At first glance, these may seem like separate initiatives. Look more closely, however, and it becomes clear that they all serve the same purpose. The city is creating new urban attractions. This is a natural stage in the development of any modern capital. These new spaces draw people in. They generate urban activity, create new opportunities for local businesses, support tourism and raise the city's profile.
For the state, this is not simply a matter of urban improvement. It is also a matter of economic development.
That is why, in many countries, new public spaces have become an integral part of urban development strategies. Yet, as Tashkent continues to evolve, another question increasingly comes to mind.
Source: Wikipedia.org
What happens to a city once a new urban attraction appears? And what role do its residents play in that process?
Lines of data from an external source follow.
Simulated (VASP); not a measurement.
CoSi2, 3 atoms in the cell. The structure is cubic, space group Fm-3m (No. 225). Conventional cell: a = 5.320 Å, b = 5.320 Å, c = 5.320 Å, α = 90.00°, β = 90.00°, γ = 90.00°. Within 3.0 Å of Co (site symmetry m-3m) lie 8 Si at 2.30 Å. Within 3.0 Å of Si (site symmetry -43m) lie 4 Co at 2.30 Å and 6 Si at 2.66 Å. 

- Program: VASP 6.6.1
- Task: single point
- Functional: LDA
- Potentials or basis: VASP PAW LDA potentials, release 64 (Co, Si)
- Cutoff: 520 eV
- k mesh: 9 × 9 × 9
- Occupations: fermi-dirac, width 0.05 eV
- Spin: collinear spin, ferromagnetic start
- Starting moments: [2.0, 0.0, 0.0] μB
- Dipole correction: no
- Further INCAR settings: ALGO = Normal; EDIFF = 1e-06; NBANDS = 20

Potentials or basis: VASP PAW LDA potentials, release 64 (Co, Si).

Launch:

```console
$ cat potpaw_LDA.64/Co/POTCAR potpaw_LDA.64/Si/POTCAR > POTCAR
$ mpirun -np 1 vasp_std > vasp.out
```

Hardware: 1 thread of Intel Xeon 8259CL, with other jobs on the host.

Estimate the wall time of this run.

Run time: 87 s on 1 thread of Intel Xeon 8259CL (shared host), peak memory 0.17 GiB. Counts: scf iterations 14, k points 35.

The City Through the Eyes of Its Residents

A city is not experienced by tourists alone. Visitors stay for a few days, while residents remain for years, often for generations. For a tourist, a new public space may become a memorable experience. For a resident, it becomes part of everyday life.
That is why residents relate to their city differently. What matters to them is not only a new park, a square or a festival. What matters is their connection to the city. Its memory. The places tied to their personal histories, and the people they encounter every day.
This brings us to a subject that receives far less attention: vernacular neighbourhoods, mahallas, local markets, smaller streets and long-established urban communities.
These are places that rarely feature in investment presentations or development strategies. Yet they are precisely what shape a city's cultural code, preserve its sense of place and ensure continuity between generations.
Source: Vesti.uz
Yet their value extends beyond historical preservation. Increasingly, such areas are being recognised as a resource for urban development, local economies and new city itineraries.
This approach may seem less obvious than simply building new facilities. Yet global experience consistently shows that integrating the historic urban fabric into contemporary development tends to produce the most sustainable results.
Japan, South Korea and China have in recent years placed considerable emphasis on preserving historic districts and traditional urban fabric alongside the development of new areas.
But the task is not only to preserve buildings. Far more important is to preserve the life within these neighbourhoods: local businesses, social ties, urban traditions and the everyday lives of residents.
Source: Vand.ru

The Balance Between Renewal and Preservation

In a number of European cities, development has followed a path of intensive commercialisation of historic centres. This has brought greater tourist appeal and economic benefits, but it has also raised questions about preserving local life and the presence of residents themselves in historic districts.
Today, Tashkent stands at an important juncture in its development. The city is evolving rapidly. New market players and international companies will inevitably enter the market, bringing with them new approaches to urban development. The question is no longer whether change will come, but what model of development the city will choose. New urban attractions and vernacular neighbourhoods are not competing resources.
On the contrary, they have the potential to reinforce one another. New urban attractions help build the city's future economy, while vernacular neighbourhoods preserve its cultural identity.
Source: Afisha.uz
Tashkent's successful development depends not on choosing between these two approaches, but on the ability to bring them together. More importantly, vernacular neighbourhoods can become not only a cultural asset but also an economic driver of development:
  • through local tourism;
  • through new urban routes;
  • through support for small businesses;
  • through cultural projects and public spaces integrated into the existing urban fabric;
  • through the opportunity to show visitors not only the new Tashkent, but the real Tashkent, the one shaped over generations.
There is, however, another factor that is often overlooked. Every change affects people's everyday lives. The urban environment changes. Public spaces change. The familiar ways in which people use and experience the city change.
Sustainable development, therefore, does not begin solely with the construction of new developments. It begins when residents understand the changes taking place and feel genuinely involved in them. When they understand why an area is being developed. When they see that their needs are being taken into account. When new public spaces become an extension of the city rather than a replacement for the city they have always known.

The Main Challenge for Tashkent

Perhaps the central question facing Tashkent today is no longer whether the city needs new urban attractions. It does. Just as it needs investment, tourism development, new public spaces and modern infrastructure. The real question is something else entirely.
Can the city turn development into a continuation of its own history rather than a replacement for it? Urban identity cannot be built from scratch. It is formed over generations. That is precisely why the memory embedded in place is not an obstacle to development, but one of its greatest resources.
Source: Poehali.tv
The next stage of Tashkent's development will depend not only on the creation of new urban attractions. It will also depend on the city's ability to connect its future with its own history. Perhaps that, ultimately, is the greatest resource for the city's sustainable development.